Wednesday, July 27, 2011

The Lily Lake

“The Lily Lake” by Howard Pyle (1891)

Howard Pyle isn’t known for his landscapes, but he did quite a few over the years, mostly to illustrate his own travel articles. Shown here is a strong, simple example from “Among the Sand Hills” in Harper’s New Monthly Magazine for September 1892. The engraving is unsigned, but is the work of either E. H. Del’Orme or Felix Levin - and in this case it’s a little hard to see where the engraver ends and Pyle begins.

Pyle painted “The Lily Lake” in 1891, while summering in Rehoboth, Delaware. The original is lost, but, judging from two of the four known originals from this article (and Pyle’s hints in his letters), it’s full color oil on canvas and perhaps 24 to 36 inches high; much larger than most of his non-pen-and-ink work of that time, which tended to be smallish black and whites on board.

Whether Pyle painted it - or at least started it - en plein air is in question. Although he set up a portable easel and umbrella now and then (there’s even a self-portrait of him doing just that), he knew the limitations of painting outdoors: after one attempt he wrote, “The glare of the light outside is so great that it is impossible to tell exactly what you are doing.... I had my work all everyhow, and it looked like chalk when I got it into the subdued light of the studio.” There’s also a chance that he worked from photographs. But he did consider it to be “as faithful a transcript as I could make of nature.”

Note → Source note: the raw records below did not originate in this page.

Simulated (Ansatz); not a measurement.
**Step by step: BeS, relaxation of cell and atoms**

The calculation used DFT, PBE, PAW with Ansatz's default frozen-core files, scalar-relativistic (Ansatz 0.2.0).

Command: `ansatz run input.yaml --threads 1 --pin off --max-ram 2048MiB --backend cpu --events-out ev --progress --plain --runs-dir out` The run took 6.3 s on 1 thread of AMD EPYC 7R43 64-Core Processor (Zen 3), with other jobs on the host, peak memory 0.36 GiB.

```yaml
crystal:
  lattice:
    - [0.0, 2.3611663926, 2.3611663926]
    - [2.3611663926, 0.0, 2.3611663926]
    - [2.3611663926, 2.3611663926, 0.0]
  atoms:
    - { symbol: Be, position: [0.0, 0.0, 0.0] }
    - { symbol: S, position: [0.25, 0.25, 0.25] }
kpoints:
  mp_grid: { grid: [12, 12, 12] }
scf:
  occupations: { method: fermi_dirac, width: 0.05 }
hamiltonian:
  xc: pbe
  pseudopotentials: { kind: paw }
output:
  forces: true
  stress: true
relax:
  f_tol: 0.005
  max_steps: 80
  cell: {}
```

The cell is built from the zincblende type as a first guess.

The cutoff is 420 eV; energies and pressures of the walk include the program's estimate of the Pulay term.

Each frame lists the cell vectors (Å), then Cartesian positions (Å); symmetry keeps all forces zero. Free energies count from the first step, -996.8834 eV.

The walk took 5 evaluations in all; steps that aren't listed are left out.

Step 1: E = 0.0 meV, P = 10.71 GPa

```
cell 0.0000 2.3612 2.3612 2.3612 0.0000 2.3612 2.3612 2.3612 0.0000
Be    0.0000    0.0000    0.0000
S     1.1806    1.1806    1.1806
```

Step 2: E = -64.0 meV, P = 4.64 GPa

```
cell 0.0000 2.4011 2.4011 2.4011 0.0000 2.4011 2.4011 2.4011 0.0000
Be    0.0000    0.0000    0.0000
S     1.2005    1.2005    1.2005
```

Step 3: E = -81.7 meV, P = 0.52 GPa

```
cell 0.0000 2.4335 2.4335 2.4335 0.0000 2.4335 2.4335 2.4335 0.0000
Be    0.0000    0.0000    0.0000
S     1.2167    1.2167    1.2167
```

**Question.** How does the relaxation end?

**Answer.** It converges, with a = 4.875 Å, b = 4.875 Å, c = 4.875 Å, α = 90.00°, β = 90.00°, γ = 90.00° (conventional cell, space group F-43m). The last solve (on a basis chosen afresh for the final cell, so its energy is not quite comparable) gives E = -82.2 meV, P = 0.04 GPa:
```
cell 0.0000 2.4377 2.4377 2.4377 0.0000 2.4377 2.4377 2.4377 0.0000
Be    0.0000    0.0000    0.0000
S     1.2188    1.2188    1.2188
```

The location - in the dunes, pines, and ponds around Cape Henlopen - was only a hike or wagon ride away from his house on the beach. Here’s how Pyle - that “mystic naturalist” or “naturalist mystic” - described the scene:
Back of the Capes lie not only the strange white lifeless hills and valleys, and the dark skirt of pine woods with its circling shadows, hot and dry and still, but dense jungles and tangled wildernesses; and hidden gloomy swamps of stagnant water inhabited by strange wild creatures; and here and there lonely little lakes of fresh water, blooming, in the midst of all the grotesque dark surroundings, with fields of white lilies.

There is one such little lake that lies in the very clutch of the fatal sand - a round bowl of warm crystal, a perfect garden of lilies that fairly burdens the hot air with the fragrance of its sweetness. There is a bushy dingle here and a leafy tangle there, where birds nestle and sing. Tall slender bulrushes and cat-tails flick and flirt in the light wind at the edge of each little bank. A rank wet woodland leans over the water at one side, and all is cool and fresh and pleasant.

But around it circle the hot livid arms. As the sand creeps forward inch by inch, those arms close slowly but surely, strangling the lake, smothering out the teeming water life, burying the lilies, drinking up the clear warm water.

The little lake is certainly doomed by a visible and inexorable fate. But meantime it smiles in the warm sunlight; it holds an image of heaven in its bosom (and an image of death as well); its lilies bloom, the birds sing on its banks, its life teems, and its waters refresh all things near. The simile fixed in sand and water seems very pat and apt. Who is there cannot read it?

But all similes have an obverse and a reverse. To this there is a reverse also.

On the smooth face of the sand, all round the margins of the lake, are everywhere strange tracks and marks and foot-prints left by a grotesque and ugly life that has passed over it. Everywhere, crossing and recrossing in a net-work of sinuous lines, are paths where serpents and vipers, great and small, have come and gone. Everywhere dotting the sand are awkward squab footprints of frogs and toads, marks scraped by the bellies of lizards, rough misshapen tracks of mud-terrapins. Everywhere blended and commingled with these marks of reptile life are stamped the pigeon-toed footprints some big and clumsy, some little and sharp - left by awkward water-birds of all sorts and kinds that prey upon that other misshapen reptile life. For here and there a ragged scuffling mark upon the sand shows where some grotesque tragedy has happened. Perhaps all the squalor of that reptile life is even now wriggling under the smooth surface of the lake that shows upon its face only white stars of water-lilies and a mimic image of heaven.